If you’re on social media, you may have seen an article doing the rounds with the title: “WHERE IS THE MEDIA?: At Least 25 Black Teen Girls Are Missing In D.C Since Feb 1st!”
Is it true? Not exactly… but it’s not far off. Yes, there are missing girls in Washington D.C but behind the headlines there’s more than meets the eye.
First of all, let’s take a minute to remember that the media is an evil distraction factory and a poor substitute for the police. We should not be outraged about ‘where the media is’ because the media is not a government department and does not find missing children, it merely reports skewed facts about missing children and feeds off public hysteria.
What we need to look at is the Washington DC Police Department. Now, a big reason for the sudden interest in missing black children is that this year the Washington Metropolitan Police Department started publishing missing person notices on their Twitter feed. Because of this people have more awareness of these missing person cases, which is a good thing, but people don’t seem to realize these are normal levels of missing person cases. This is not the Twilight Zone, these are just average stats for any major U.S city. Also because of the demographics of Washington DC, which has a majority black population, it’s likely to have more missing black people than other races.
Worldwide, an average of 85,000 people are missing at any given time (NamUs 2016), around 50% are typically white adult males with black people making up 37% globally and minors 40% (USA Today 2014). Around 12,000 people are currently missing in the U.S (NamUS 2016).
Back over in Washington DC, so far this year the Metropolitan Police Dept have logged 774 missing people cases (501 juveniles and 273 adults), of which only 38 currently remain unresolved. On the other hand, the Washington PD solved 736 missing person cases in the last 3 months alone, and 479 missing minors were found. It’s so easy to focus on the negatives and forget all the hard work the Washington police department puts into protecting its community.
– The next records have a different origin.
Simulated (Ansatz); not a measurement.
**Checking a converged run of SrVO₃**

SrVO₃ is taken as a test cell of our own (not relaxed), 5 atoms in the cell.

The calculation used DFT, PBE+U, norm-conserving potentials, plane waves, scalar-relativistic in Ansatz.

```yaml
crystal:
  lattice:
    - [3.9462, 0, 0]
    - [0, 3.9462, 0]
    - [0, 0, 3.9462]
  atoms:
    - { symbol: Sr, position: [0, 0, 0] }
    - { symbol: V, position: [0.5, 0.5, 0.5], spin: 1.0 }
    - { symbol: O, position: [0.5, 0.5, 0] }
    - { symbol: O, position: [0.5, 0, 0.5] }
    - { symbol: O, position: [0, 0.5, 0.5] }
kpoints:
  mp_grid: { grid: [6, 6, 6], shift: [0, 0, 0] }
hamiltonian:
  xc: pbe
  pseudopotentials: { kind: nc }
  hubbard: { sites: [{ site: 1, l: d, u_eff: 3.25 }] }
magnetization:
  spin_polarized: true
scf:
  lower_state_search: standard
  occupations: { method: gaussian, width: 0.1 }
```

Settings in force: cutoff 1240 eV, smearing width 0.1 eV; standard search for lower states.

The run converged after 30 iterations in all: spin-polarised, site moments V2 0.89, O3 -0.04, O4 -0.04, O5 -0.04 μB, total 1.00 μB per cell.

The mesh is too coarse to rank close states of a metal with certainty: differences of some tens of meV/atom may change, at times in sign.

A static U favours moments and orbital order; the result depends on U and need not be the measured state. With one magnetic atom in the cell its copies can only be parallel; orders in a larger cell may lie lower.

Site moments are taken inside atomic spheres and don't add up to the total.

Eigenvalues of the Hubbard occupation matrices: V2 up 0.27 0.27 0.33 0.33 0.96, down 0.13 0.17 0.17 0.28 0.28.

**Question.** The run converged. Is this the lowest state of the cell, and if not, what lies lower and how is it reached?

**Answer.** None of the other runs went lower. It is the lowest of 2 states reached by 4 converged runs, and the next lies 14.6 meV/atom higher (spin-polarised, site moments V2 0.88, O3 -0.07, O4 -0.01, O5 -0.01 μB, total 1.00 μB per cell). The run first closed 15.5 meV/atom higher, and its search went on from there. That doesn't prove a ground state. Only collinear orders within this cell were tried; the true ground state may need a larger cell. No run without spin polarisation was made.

As you might imagine, the figures for missing people change frequently as citizens are found or others go missing. The good news is the stats represent a steady drop in missing person cases since 2015 and the Washington PD reports only 9 remaining unresolved cases between 2012-2016, so the vast majority of people who go missing each year in the state are found.
Most young people who are reported missing are runaways and turn up soon after being reported, with very few cases remaining unsolved. However, many social media users worry that missing black girls will be trafficked. Unfortunately, there are no official figures on human trafficking in the US because cases are rarely reported or known, but no doubt young girls and particularly girls of ethnic minorities are more at risk of being trafficked or prostituted and further at risk of violence because of socio-economic factors which affect girls and people of color in the US.
“Our frustration is, we deal with a very desensitized public,” says Robert Lowry of The National Center for Missing and Exploited Children. “The natural inclination is that the child’s behavioral problem is why they’ve left.” But sometimes these children are running away from “abuse or neglect or sexual abuse in the home”.
Of the 38 people missing in D.C, 22 are minors and 18 of them are listed as ‘critically missing’: “A critically missing child is one who is at an elevated risk of danger… A child’s age or mental/physical condition can be factors in determining whether a child is deemed to be critically missing” (NCMEC 2016).
“What the community is alarmed about,” says DC City Councilmember Trayon White, “[is] we had a 10-year-old girl missing the other day, but there was no amber alert.” White feels this was due to the child being black, although the strict guidelines of when a child can be considered to qualify for an amber alert may have affected the level of support received in this case. “AMBER plans require law enforcement to confirm an abduction prior to issuing an alert” (Office of Justice Programs 2017).
All in all, the conversation about missing children and the treatment of ethnic minorities is an important one and never unwarranted. “We applaud the conversation and we applaud the attention that this issue is being given” (Robert Lowry, NCMEC). It also appears that, with the current climate of anti-police sentiments and racial tension, police departments in the US have a long way to go in terms of building and maintaining public trust.